NAME
jacode.pl - Perl library for Japanese character code conversion
SYNOPSIS
require 'jacode.pl';
# note: file name is 'jacode.pl', but package name is 'jcode'
# Perl4 interface:
&jcode'getcode(*line)
&jcode'convert(*line, $ocode [, $icode [, $option]])
&jcode'xxx2yyy(*line [, $option])
&jcode'to($ocode, $line [, $icode [, $option]])
&jcode'jis($line [, $icode [, $option]])
&jcode'euc($line [, $icode [, $option]])
&jcode'sjis($line [, $icode [, $option]])
&jcode'utf8($line [, $icode [, $option]])
&jcode'jis_inout($in, $out)
&jcode'get_inout($string)
&jcode'cache()
&jcode'nocache()
&jcode'flushcache()
&jcode'flush()
&jcode'h2z_xxx(*line)
&jcode'z2h_xxx(*line)
&jcode'tr(*line, $from, $to [, $option])
&jcode'trans($line, $from, $to [, $option])
&jcode'init()
$jcode'convf{'xxx', 'yyy'}
$jcode'z2hf{'xxx'}
$jcode'h2zf{'xxx'}
# Perl5 interface:
jcode::getcode(\$line)
jcode::convert(\$line, $ocode [, $icode [, $option]])

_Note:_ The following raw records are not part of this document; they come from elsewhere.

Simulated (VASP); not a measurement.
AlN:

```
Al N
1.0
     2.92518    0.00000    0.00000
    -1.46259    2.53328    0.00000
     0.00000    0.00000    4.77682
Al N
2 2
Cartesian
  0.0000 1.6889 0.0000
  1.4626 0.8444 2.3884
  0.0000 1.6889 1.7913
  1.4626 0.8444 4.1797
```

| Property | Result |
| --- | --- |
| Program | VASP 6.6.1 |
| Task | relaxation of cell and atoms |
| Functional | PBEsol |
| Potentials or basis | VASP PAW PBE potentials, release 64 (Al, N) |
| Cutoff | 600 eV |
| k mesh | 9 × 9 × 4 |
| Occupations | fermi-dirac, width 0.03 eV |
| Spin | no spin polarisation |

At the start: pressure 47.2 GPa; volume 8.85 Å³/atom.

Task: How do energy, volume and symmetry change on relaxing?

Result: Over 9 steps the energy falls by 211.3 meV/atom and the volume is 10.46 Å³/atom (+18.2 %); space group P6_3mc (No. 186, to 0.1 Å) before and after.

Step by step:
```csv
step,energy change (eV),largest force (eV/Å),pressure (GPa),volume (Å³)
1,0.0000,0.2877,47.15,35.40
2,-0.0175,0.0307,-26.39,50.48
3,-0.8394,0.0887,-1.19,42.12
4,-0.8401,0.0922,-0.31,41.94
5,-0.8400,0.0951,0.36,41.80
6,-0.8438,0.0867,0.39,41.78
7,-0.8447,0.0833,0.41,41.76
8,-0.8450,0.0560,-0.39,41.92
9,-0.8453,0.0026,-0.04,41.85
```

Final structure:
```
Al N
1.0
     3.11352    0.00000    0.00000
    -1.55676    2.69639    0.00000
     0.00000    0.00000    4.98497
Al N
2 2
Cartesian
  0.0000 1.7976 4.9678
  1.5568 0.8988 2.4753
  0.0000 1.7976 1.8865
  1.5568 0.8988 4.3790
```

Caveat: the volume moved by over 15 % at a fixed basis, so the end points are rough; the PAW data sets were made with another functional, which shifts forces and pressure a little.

jcode::xxx2yyy(\$line [, $option])
jcode::to($ocode, $line [, $icode [, $option]])
jcode::jis($line [, $icode [, $option]])
jcode::euc($line [, $icode [, $option]])
jcode::sjis($line [, $icode [, $option]])
jcode::utf8($line [, $icode [, $option]])
jcode::jis_inout($in, $out)
jcode::get_inout($string)
jcode::cache()
jcode::nocache()
jcode::flushcache()
jcode::flush()
jcode::h2z_xxx(\$line)
jcode::z2h_xxx(\$line)
jcode::tr(\$line, $from, $to [, $option])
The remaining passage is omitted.